The study, published in the scientific journal Scientific Reports, analyzed seventeen commercial salt brands from eight different countries on four continents for plastic particles. To do this, they dissolved the salt in water and filtered it to see which particles were left over. They found plastics in all but one brand.
This sounds totally shocking, and yes, we have every right to be upset. But maybe we should have seen this one coming: It’s no secret our oceans are riddled with trash—we’ve all heard about the mythic Great Pacific Garbage Patch (though it is more a swirling soup of plastics than the solid garbage island the name implies)—and scientists have long known that oceans and waterways are loaded with millions of tiny plastic particles. As the study’s authors say, saltwater products are “are expected to inevitably contain contaminants from the water,” though until that this study there was little evidence of what exactly that looked like.
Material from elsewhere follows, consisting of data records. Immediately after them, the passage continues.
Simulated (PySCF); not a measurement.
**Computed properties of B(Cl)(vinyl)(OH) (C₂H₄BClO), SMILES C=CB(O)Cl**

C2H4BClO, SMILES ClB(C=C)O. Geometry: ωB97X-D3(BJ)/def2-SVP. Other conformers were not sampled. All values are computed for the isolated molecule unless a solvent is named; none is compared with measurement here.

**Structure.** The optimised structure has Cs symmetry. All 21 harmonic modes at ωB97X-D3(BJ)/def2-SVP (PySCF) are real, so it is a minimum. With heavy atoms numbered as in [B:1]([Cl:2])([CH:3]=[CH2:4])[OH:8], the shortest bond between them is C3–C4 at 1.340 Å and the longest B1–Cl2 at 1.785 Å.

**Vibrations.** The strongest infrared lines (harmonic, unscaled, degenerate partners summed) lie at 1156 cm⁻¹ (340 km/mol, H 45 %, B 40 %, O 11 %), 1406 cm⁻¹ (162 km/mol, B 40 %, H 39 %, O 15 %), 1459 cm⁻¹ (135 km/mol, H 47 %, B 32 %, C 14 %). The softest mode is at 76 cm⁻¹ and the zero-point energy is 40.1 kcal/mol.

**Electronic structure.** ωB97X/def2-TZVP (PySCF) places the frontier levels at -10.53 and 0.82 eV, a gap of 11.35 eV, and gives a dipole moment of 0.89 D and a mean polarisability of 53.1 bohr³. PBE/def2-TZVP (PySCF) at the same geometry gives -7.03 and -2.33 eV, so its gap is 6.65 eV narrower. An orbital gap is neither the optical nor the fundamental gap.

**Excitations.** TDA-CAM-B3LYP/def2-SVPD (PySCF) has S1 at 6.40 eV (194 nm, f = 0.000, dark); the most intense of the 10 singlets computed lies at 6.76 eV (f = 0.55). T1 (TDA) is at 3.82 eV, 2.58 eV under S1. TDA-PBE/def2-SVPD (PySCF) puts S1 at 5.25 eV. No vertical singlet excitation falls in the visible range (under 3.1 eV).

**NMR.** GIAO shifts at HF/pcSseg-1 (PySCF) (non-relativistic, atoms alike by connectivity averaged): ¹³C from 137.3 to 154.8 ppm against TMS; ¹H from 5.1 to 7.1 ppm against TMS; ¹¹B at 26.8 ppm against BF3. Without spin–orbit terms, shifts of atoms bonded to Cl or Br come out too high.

These tiny bits of plastic contaminants are called microplastics and there’s a number of ways they can end up in the ocean. Most obviously, microplastics can be the result of plastic trash, like shopping bags and cellophane packaging, fragmenting repeatedly in the environment into microscopic bits. But they can also enter the water system when you do your laundry. When you wash clothing made from synthetic fibers, like fleece jackets made from recycled plastic water bottles, it sheds bits of plastic lint that go down the drain and eventually end up in the bellies of fish and, as we now know, our salt shakers.
In these two scenarios, plastics end up in water more or less accidentally, but there are also ways we deliberately send plastic pieces into the sea. Fortunately, the U.S. banned microbeads (tiny plastic balls), from use as exfoliators in face scrubs and other personal care items beginning this year, but they’re still allowed to be used for sandblasting and other industrial uses.
As they say, what goes around comes around, and if you put trash into the ocean, you get trash out. So how worried should we be about eating plastic-laced salt? The researchers say that the levels of microplastics are so low that it won’t affect your health—you can expect to consume about 37 plastic particles per year from salt—though they recommend more studies to better understand the risks.
The study did no disclose specific brands, but says those tested came from Australia, France, Iran, Japan, Malaysia, New Zealand, Portugal, and South Africa. Only the one from France did not contain plastic particles.